Commentary

March 22, 2013

The bad guy

Maj. John Groff
Kunsan AB, South Korea

Who likes to be the bad guy? Do you? How many of you like to tell someone that they need a haircut or to stop chewing tobacco outside a tobacco-use area? No one likes to be the bad guy; no one likes to correct someone doing something wrong.

Is it because of the confrontation or is it the fear of not being liked? Over the years of my service, I’ve noticed that more supervisors choose to overlook items that are clearly against regulation. I think for some it’s because they’d prefer to be well liked by everyone.

Let’s look at two examples how supervisors can be a good or bad guy:
One example is writing an enlisted performance report. Supervisors that don’t provide feedback and can’t take the time to sit down with their Airmen to discuss performance areas needing improvement will likely write that “firewall 5.” So they get to be a good guy. That good guy would also be the one that would write a 4 without any feedback or explanation.

A bad guy would provide constructive feedback and hold their Airmen accountable when they don’t improve or correct their performance. Bad guys feel they owe it to their Airmen to tell them how they’re performing. How else will they ever learn how to improve? If you correct poor performance most Airmen will listen and improve. Most Airmen want to do a good job but they can’t read minds.

The next example is on-the-job training. I believe we’re the best-trained Air Force in the world. We take training very seriously. We take the time to make sure our Airmen know what they’re doing by running them through technical schools prior to sending them to the field. Then, supervisors are expected to take them to the next level. What happens if the good guy doesn’t correct their behavior on the job? They might hurt themselves, others or damage expensive equipment.

A bad guy would stay as long as it takes make sure their Airmen are the best at what they’re assigned to do. Even if it makes them work longer hours or figuring out new ways to help the Airmen succeed. A bad guy will exhaust all their efforts trying to do that.

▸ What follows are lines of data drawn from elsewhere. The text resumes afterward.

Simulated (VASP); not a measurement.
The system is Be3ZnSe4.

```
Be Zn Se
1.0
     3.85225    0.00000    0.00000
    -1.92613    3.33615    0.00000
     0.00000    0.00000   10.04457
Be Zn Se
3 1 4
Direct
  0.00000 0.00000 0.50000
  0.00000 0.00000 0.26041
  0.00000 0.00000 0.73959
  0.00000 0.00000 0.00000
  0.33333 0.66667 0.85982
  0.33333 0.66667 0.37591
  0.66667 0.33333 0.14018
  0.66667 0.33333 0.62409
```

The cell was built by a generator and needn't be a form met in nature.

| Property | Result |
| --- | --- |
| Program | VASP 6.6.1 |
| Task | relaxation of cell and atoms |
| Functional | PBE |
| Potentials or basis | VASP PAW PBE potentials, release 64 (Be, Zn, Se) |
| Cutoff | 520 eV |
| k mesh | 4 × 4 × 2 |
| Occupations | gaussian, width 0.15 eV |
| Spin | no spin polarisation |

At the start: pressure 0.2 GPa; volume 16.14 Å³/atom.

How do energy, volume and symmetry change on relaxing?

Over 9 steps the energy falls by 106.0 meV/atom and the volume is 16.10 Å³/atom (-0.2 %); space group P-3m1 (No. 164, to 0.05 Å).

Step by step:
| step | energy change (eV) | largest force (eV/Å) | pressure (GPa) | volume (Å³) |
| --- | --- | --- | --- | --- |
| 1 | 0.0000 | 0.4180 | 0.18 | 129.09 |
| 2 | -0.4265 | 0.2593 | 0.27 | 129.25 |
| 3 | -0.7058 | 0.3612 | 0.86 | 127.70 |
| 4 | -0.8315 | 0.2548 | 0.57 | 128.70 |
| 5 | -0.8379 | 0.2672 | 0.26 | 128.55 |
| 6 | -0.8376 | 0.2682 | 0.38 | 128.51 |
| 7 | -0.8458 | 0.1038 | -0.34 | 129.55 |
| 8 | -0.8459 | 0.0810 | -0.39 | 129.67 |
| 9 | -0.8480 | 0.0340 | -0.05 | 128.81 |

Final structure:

Being the bad guy for the right reasons can be gratifying whether it’s rules that we all have to follow, keeping Airmen from being hurt, or helping them get back on track with their career.

My bad guy code is to be firm, fair and polite. Whatever your policy is, stick to it. Treat everyone equally and fairly, and be polite; there’s no room for jerks in the Air Force .

We’re counting on you to be our bad guy when you need to be. Being a bad guy is not so bad!